Sep 01 2011
One of Europe’s newest and most amazing festivals has been put together on the grounds of a 13th-century castle built in the Tudor style. The Pittsburgh Symphony made its debut at the five-year-old Grafenegg Festival with the first of two concerts in the modern auditorium. Friday, they play outdoors in the Wolkenturm if the weather cooperates.
This morning I picked up some coffee at the Julius Meinl store in Vienna with its elegant displays of chocolates, jams, coffee – and Oreos. The J. Berger book store across the street included Henry Kissinger’s China in its window display along with giant calendars of Audrey Hepburn, Romy Schneider, and the Vienna State Opera.
At noon, an hour’s drive brought the orchestra to a rehearsal at the Grafenegg Festival with both violinist Anne-Sophie Mutter and pianist Hélène Grimaud. I toured the castle and the grounds with Julia Ornetsmüller, the festival’s Director of Media Relations.
There’s a terrific café, and a spot for picnics with Apfelstrudel. Grafenegg also has a riding school, gardens, and a 13th-century mill.
The Schloss is in the Tudor style because the original owner liked the look. The castle has passed through many owners but is still owned by the Metternich family, made famous by Klemens von Metternich who led the redrawing of the map of Europe at the World Congress of Vienna in 1815.
The Russians held the property after World War II, taking everything with them when they left, except for a few books of propaganda and a biography of Lenin now in the Grafenegg library. One of the bathtubs is the deepest I’ve ever seen. There’s a fantastic cobblestone courtyard with clock tower. I could hear pigeons or some sort of winged friends cooing and burbling like a scene from a film.
The concert worked its magic. Manfred Honeck’s family was in the audience, including son Mathias who is now a member of the Vienna Symphony as of May. Wife Christiane Honeck attended with the younger family members: Anna, Simeon, and Joachim. Only Manuel, the soccer star, was absent. He has a match pending. Brother-in-law Florian Partl welcomed us like old friends, and introduced Manfred’s sister, Elfi. Florian is a cartographer. He fits right in with the musical Honeck family, sharing the warm and generous spirit common to the Honeck clan.
With the Partls was Hannelore Grahammer, wife of the Austrian ambassador for the European Union in Brussels. They helped me fill in history of legendary Austrian Field Marshal Joseph Radetzky von Radetz, whose memorial site lies only a few miles away. The famous Radetzky March, composed in his honor by Johann Strauss, Jr., is the traditional final encore heard each New Year’s Day from Vienna. Ignaz Pleyel was born just down the road and a small museum is maintained in the town of his birth.

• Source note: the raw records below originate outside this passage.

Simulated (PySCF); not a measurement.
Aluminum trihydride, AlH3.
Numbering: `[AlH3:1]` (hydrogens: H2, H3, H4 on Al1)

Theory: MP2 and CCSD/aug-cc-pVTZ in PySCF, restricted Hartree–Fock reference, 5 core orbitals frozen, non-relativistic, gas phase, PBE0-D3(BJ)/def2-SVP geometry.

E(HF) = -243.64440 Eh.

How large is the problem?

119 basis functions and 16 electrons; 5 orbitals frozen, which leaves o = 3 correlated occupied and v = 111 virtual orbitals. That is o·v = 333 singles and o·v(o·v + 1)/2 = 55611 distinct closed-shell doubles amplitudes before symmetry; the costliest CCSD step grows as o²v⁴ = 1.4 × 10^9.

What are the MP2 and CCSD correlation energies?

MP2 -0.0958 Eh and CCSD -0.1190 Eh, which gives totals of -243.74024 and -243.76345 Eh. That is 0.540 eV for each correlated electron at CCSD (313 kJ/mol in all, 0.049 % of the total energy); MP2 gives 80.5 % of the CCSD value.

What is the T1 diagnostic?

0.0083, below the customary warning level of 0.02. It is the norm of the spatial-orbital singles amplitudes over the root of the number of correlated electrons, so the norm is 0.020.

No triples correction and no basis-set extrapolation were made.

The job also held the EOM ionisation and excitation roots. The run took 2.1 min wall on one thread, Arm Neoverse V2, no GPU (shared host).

A cell phone rang just as Manfred Honeck was about to give the downbeat on Tchaikovsky’s Fifth Symphony, but he took it in stride – turning and smiling before pausing to pull together the magic once more. Bizet’s Carmen Intermezzo and the Khachaturian Galop from Masquerade brought the evening to a close.
Yesterday’s Der Kurier in Vienna ran large photo and article by Peter Jarolin about Manfred suggesting that the Staatsoper will invite him to conduct next season. The reviews of this Pittsburgh Symphony tour have been terrific, as far as I can tell, with lots of attention on Anne-Sophie. The only negatives have been a general idea that American orchestras play too loud. Manfred has had the Pittsburgh at whisper quiet. Principal Horn William Caballero’s solo in the slow movement of the Tchaikovsky, and Principal Michael Rusinek’s clarinet are remarkable in their subtle prayer-like intensity. I’ve never heard such quiet playing.
I loved the Austrian men wearing loden jackets, dyed an Austrian forest green in various shades. The collarless jackets were sometimes grey or charcoal black with red trim. A few ladies wore elegant Dirndls.
This is the wine country for Grüner Veltliner a treat similar to white Riesling. You can buy the wine in a tasting room. The festival provided a glass for each member of the orchestra after the concert. Imagine having an orchestra over for a toast, and then having to load the dishwasher.